Tuesday, October 05, 2004

antagonists

hi, its late, but that's my life. so packed with things to do. if only we didn't have to go to school and attend stupid dumb crap math tutorial which is a serious waste of time thanks to the stupid nasa team spamming questions which are totally idiotic and miss chua's insistence on the class going at the same pace. now think about it, it's like a learner driver. if at a junction, i am slow, i'm holding up all the cars behind me. so what do i do? i practise and move fast. i don't insist that the cars keep waiting for me. besides, i only go onto the main road after i have enough practise. these jokers are up to after prelims and still asking stupid questions and ms chua is just wasting the time of the rest of us. which is so impractical. damn. so boring.

and they should just cut out break and lunch and dun waste our bloody time. school is just such a disruption in the schedule. no wonder ppl pon school.

anyway, havee u ever gotten the feeling that some ppl in ur life exists the same way those baddies in tv serials do?? like they are so mean and all to the audience but then the people in the show think they r so damn good. its ppl like this tt should be exterminated. hope they fall into a drain and break their legs or something like that.

anyway today when i got home i saw this navy recruitment nonsense tt allows me to go to some navy battleship. quite cool. and they give a watch along with it. probably will go and check it out see what the nonsense is about man.

oh well, off to do some other nonsense. bye.

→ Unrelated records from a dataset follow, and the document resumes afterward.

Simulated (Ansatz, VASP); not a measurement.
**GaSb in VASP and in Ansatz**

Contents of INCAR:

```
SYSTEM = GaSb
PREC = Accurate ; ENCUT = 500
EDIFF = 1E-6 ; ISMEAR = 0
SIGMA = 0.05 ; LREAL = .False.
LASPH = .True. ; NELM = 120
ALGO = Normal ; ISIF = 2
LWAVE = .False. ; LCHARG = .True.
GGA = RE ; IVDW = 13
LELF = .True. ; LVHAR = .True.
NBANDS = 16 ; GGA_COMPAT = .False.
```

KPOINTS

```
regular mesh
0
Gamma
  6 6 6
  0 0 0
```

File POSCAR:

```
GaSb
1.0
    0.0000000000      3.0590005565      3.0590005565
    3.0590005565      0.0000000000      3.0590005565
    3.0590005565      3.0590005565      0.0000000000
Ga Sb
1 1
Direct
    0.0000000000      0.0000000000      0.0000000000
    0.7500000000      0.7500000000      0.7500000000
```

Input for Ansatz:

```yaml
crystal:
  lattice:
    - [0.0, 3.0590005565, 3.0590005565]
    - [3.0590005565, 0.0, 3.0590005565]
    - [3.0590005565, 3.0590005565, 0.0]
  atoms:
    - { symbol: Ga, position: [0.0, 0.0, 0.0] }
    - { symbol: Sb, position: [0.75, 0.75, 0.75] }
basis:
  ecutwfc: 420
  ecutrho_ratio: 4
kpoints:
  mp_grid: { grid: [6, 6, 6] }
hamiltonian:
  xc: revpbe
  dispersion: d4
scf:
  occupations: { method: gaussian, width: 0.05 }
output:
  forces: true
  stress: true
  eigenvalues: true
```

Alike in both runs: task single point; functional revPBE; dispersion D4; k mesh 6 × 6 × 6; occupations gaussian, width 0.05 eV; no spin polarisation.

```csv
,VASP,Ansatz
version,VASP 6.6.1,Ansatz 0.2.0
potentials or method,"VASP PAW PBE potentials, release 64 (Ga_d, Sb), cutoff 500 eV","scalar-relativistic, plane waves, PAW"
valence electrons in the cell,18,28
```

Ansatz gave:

mervyn at 10/05/2004 06:45:00 PM

Monday, October 04, 2004

addicted

hi. so today we got back everything of the prelims.. was quite shocked when i receive whitebye's paper and so i got a B for lit. wah lau eh liike the first time in my life lah. so finally i get BBBD. sucks man the D is such a spoiler.. but nvm... and so lucky my gp essau didnt get 20 marks. ha.

ttoday's driving was quite fun. but ah who cares. i just wanna take the damn test soon.